Editorial

Case for tax increases will have to be strong

This year's Aug. 6 primary election will see a statewide vote on a proposal passed by the General Assembly to increase funding for transportation in Missouri. The spending plan is far less than the highway lobby sought -- they wanted $800 million to $1 billion. But the $511 million of estimated revenue the legislatively approved plan would generate was the most that could pass the Missouri legislature and remains ambitious, to say the least.

Voters will be asked to tax themselves at higher levels:

First, the motor fuel tax, would go up an additional 4 cents on top of the 17-cent state fuel tax Missouri motorists already pay. Any more than 4 cents on this levy and Missouri would risk becoming uncompetitive with neighboring states, which must always be a consideration. Second, the general sales tax would go up an additional half-cent.

Each penny of fuel tax raises about $28 million, for a total of about $111 million. The really big money is in the sales-tax increase, which would produce about $400 million.

A statewide debate has raged for at least a couple of years now on transportation funding levels in our state. This follows a decade of lost opportunities on transportation, during which the administration of Mel Carnahan never made it a priority to actually do anything to address transportation needs in a comprehensive manner.

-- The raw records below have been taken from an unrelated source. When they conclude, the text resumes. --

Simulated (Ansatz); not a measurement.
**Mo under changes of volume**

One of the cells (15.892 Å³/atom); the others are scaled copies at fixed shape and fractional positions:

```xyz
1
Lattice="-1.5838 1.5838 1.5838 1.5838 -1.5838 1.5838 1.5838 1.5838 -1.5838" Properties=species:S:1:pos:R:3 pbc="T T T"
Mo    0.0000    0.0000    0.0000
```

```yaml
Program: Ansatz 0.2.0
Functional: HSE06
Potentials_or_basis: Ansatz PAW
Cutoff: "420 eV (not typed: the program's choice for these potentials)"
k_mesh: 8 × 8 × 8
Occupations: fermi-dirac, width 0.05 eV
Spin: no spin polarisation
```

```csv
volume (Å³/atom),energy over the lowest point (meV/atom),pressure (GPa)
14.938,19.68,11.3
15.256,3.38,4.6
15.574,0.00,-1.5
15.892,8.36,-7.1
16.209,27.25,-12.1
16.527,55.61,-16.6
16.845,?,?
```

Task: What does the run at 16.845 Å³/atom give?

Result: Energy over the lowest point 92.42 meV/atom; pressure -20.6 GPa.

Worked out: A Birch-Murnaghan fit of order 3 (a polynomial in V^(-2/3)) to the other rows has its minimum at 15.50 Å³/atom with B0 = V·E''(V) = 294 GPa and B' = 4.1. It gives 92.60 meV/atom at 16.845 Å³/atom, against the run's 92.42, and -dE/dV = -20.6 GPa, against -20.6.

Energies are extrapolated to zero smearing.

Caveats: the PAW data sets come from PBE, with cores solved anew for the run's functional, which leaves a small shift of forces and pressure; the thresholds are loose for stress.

This debate has taken place against a backdrop of finger-pointing and recriminations about the collapse of the so-called 15-year highway plan, adopted in 1992 at the time of the last 6 cent increase in the motor-fuel tax.

All this history, and the less-than-satisfying experience many of us have had getting answers out of the Missouri Department of Transportation, means the difficult task of passing a tax increase is made that much more difficult.

No one among backers of this proposal, which will appear on the ballot as Proposition B, should be under any illusions about the ease of passage of so large a tax increase.

The universe of voters consists, after all, of Missourians -- the point being that supporters will have to show us, with the greatest specificity possible, what will be done with the money. Missouri's transportation woes can serve as a metaphor for voters' frustration with a state government whose leaders too often want to spend their way out of any problem.

In addition, proponents of this tax plan for transportation need to understand that voters also will be asked to approve local tax issues this year, like the proposed increase in city sales tax in Cape Girardeau. Those voters will be doubly hard to convince that more taxes are the answer. This means the arguments in favor of either the local tax increase or the state tax increases will have to be doubly convincing.